The eighteenth and nineteenth century correspondence archive
Out Letter Books [series LB; 105 vols]
Following the reorganisation of record keeping in the late-1820s, copies of the partners' most important out-letters were henceforth to be kept in a series of letter books. The series begins in 1831 and, although it runs until 1970, it is of marginal importance from about 1910. The letters were copied, while the ink was still wet, on to tissue paper which was then pasted into letter books. Sometimes the copies smudged and therefore they are generally difficult to read. From the 1890s typescript copies became common. The letters are indexed by name of correspondent and, on a few occasions, by subject.
Generally, each book covers a calendar year. Sometimes they cover longer periods, for example in the 1830s. From 1872 until 1886 there is a separate book each year for letters sent to Thomas Ward and from 1887 to 1889 for letters sent to Kidder Peabody, both of whom were agents of Barings based in Boston, US.
The letter books are highly important as they contain the most confidential letters of the partners and do not relate to the routine business of the house. In order to develop a complete understanding of their subject matter, they must be read in conjunction with in-letters [if they survive] held in House Correspondence.
The recipients of these letters include the major corresponding banks, for example Hopes of Amsterdam and Hottinguer of Paris, the representatives of foreign governments for which bond issues and advances were made, Barings' Liverpool house and the firm's representatives when they were located abroad, especially Nicholas Bouwer and Essex Reade. The volumes from the 1880s mostly comprise letters sent to Argentina.
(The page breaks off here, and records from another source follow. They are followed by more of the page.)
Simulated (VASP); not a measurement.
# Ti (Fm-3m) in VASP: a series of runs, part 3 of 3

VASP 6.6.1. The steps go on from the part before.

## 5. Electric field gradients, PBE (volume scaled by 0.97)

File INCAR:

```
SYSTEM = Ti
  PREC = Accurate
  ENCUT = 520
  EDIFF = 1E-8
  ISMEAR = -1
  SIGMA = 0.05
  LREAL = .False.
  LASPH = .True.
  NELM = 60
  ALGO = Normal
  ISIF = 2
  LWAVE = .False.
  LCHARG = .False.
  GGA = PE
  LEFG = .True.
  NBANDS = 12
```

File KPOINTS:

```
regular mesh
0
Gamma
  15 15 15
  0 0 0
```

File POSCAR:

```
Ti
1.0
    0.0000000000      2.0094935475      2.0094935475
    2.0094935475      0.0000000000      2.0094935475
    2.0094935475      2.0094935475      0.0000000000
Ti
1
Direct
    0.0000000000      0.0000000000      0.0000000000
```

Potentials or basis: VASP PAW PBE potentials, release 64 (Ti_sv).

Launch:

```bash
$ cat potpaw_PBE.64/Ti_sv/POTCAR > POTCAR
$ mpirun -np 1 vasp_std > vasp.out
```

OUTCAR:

The letter books declined in importance in the mid-1880s and after 1910 contain letters of marginal importance which did not fit easily into other record series. By 1900 new methods of record keeping meant that for the first time out- and in-letters were being filed together in a new series called Partners' Filing.
The value of the letter books prior to 1870 has been undermined by the removal of large numbers of letters relating to Canada and the US [and also to other countries should such a letter, or part of a letter, happen to be on the same page as the Canadian or US letter]. The missing letters are now amongst the Baring Papers in the National Archives of Canada.